While more recent issues of La Prensa have not so blatantly fabricated such incidents, their analysis of the riots in Venezuela as well as governmental actions taken since the presidential summit in El Salvador in mid-February prompted President Daniel Ortega to charge La Prensa with trying to destabilize the Nicaraguan government. Ortega made the charge in a March 2 meeting with Cardinal Miguel Obando y Bravo. According to Barricada, "President Ortega emphasized the importance of calling on local press to be sensible, [referring to] their intent to have the people sack and pillage businesses in an open campaign against government attempts at economic and political solutions."
Venezuela: Democracy at work or Castro's influence? Riots in Venezuela during the first week in March, touched off by a 30% rise in gasoline prices and subsequent public transportation rate hikes, left an official estimate of 300 people dead, many from police bullets. Some religious workers in Venezuela put the toll at 500. Nicaragua suffered far greater price hikes during the month of February and the first week of March, when gasoline prices jumped from 4,800 to 8,700 córdobas per gallon, and Managua bus fares rose from 100 to 300 córdobas.
La Prensa, while never drawing direct comparisons between the two situations, in a March 3 editorial first attributed the riots to its assertion that "a people who freely vote and choose their government feel that they have the right to take to the streets." In the same editorial it pondered the role of the extreme left in Venezuela, and even went so far as to say that "Fidel [Castro] himself was recently in Caracas [for the inauguration of President Carlos Andrés Pérez], and could have taken advantage of the visit to plant the seed to destroy Pérez." Within the same editorial La Prensa applauded the Venezuelan people's right to protest while insinuating that the ultra-left (and Castro) instigated the protests to pull down Pérez. The editorial failed to mention the official death toll of 300.
Whether or not La Prensa is trying to incite people to riot or is simply over-zealous in its reporting of Nicaragua's economic woes, it is clear that the March 3 editorial welcomed street protests as a legitimate exercise of democratic rights, while affirming Pérez' use of military force and curfews as necessary to contain ultra-left and "pro-Castro" elements. The contradiction of supporting both the rioters exercising their democratic freedoms and the government forces that killed so many of them seems to have escaped the editorial board. Would La Prensa welcome Nicaraguan street protests that included sacking and pillaging, and then praise the Nicaraguan police for killing several hundred of the rioters to contain the protest?

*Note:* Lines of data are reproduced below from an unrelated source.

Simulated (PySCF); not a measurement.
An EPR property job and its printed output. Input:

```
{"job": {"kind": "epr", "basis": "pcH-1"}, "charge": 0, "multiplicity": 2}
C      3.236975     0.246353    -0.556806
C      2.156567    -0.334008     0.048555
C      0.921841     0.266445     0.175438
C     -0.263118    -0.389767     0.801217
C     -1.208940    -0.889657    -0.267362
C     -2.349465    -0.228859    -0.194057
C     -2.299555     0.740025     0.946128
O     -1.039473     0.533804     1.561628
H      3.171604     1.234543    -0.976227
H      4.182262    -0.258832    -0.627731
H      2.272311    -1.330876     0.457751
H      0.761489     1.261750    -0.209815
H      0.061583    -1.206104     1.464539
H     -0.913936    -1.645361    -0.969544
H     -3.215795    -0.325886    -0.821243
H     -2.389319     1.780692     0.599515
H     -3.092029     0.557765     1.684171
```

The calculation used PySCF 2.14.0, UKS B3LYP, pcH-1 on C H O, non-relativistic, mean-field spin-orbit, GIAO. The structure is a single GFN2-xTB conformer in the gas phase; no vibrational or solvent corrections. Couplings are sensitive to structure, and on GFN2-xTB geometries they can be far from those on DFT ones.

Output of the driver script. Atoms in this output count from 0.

The Salvadoran summitAt other times La Prensa is less contradictory, but rarely less biased, in its interpretation of events. The day after the latest round of Central American accords were signed in El Salvador in mid-February, La Prensa's top headline ran "Ortega signs a new promise to democratize Nicaragua,” while a second front-page article proclaimed, "Contras affirm: Ortega suffered a political loss." The contras claimed that Ortega had lost out at the summit, despite the fact that the accords also pledged to come up with a plan for the demobilization, repatriation and resettlement of their forces. It may not have made much sense, but La Prensa made sure it got top billing.
In the following days, La Prensa continued coverage of Nicaragua's "non-compliance" with the new accords. Three actions—the release of imprisoned former National Guardsmen, the bilateral talks with political opposition parties and the February 1990 elections—were all subject to detailed criticisms. The Human Rights Commission of the Nicaraguan National Assembly recommended that 39 of the 1,933 guardsmen not be released, either because of the severity of their crimes or their behavior while in prison (see "A Pardon for Peace" in this issue). La Prensa soundly condemned the policy, ignoring the fact that Americas Watch, in an earlier report on compliance with the Esquipulas II peace accords, criticized the Salvadoran government for releasing all prisoners regardless of the severity of their crimes. Americas Watch sent a letter to President Ortega and National Assembly president Carlos Núñez, praising the review process for the prisoners and pointing out that while general amnesty can contribute to national reconciliation, prisoners who have committed "grave violations of human rights" should not be pardoned, although new trials are sometimes recommended.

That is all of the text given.